It’s been two years since Ryan Coffey filed the first lawsuit against Ripple, claiming XRP was an unregistered security.

The Coffey lawsuit was voluntarily dismissed but other lawsuits emerged and are still active. Zakinov v. Ripple Labs Inc has been active since November 2018 (with Bradley Sostack as the lead plaintiff) while two other lawsuits were recently filed: Simmons v. Ripple Labs Inc. in March 2020 and Bitcoin Manipulation Abatement LLC v. Ripple Labs Inc. in May 2020. While the Simmons case was filed in New York, the other two were filed in California.

Joint Consolidation Motion

With the Bitcoin Manipulation Abatement LLC lawsuit and the Zakinov case involving and concerning nearly-identical parties, transactions, and events, Ripple and Lead Plaintiff Bradley Sostack filed a joint motion to relate the cases on May 11.


Ripple and Bradley Sostack argued that proceeding the two cases before different Judges would be inefficient, unduly burdensome, and duplicative. Relating the cases would serve the interests of justice and further judicial economy.

The BMA attorney Pavel Pogodin was contacted to agree on the consolidation of the two cases but was hesitant to stipulate.

“It will be judge’s decision if the cases are related enough to warrant consolidation. Again, without seeing a single case where it was done, I’m unwilling to stipulate.”

Mr. Pogodin and BMA even declared no interest in a class action settlement.

“In view of the fact that your other case is a class action and this case is not, and further in view of the fact that my client intends to opt out of any class action settlement, I see limited procedural advantages in consolidating the two cases for pre-trial proceedings.”

Joint motion granted

On May 28, the court ruled that the two cases would get related and consolidated into one, thus granting the joint motion by Ripple and Sostack. According to the court, BMA did not file an official response to the motion.
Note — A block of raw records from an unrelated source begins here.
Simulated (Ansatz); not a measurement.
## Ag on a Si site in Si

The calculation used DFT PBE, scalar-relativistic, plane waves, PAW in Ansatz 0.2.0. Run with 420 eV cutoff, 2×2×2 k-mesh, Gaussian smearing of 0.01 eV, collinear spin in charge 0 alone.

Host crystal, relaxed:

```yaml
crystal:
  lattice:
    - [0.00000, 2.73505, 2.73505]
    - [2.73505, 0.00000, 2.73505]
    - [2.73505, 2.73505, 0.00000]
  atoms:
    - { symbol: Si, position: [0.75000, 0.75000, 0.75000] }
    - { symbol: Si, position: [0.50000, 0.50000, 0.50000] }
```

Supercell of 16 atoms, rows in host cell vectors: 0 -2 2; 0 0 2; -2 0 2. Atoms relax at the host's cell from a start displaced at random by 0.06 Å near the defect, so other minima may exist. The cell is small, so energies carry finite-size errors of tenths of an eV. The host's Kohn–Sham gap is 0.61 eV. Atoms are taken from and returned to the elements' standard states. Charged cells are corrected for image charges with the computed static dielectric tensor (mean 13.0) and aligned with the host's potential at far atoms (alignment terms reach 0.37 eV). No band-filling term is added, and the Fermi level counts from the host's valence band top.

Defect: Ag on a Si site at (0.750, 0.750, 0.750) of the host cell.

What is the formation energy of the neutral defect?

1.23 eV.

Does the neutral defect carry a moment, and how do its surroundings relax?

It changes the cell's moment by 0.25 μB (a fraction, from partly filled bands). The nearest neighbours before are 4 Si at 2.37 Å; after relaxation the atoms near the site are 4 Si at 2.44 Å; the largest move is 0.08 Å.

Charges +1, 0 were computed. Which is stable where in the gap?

The judge reached this decision because:

  • Both actions concerned substantially the same parties
  • Both actions concerned substantially the same property and events and
  • Relating these actions would avoid duplicative litigation and inconsistent results

The judge even noted that:

“Based on errant typos in its complaint, it appears that plaintiff BMA literally copied, pasted (without formatting), and then deleted numerous footnotes some of the CFAC’s allegations.”

Unlike what some media outlets may have reported, this is most surely not a defeat for Ripple. Ripple managed to avoid having to defend two identical cases, with the BMA case involving an entity with little to no online presence and questionable motives.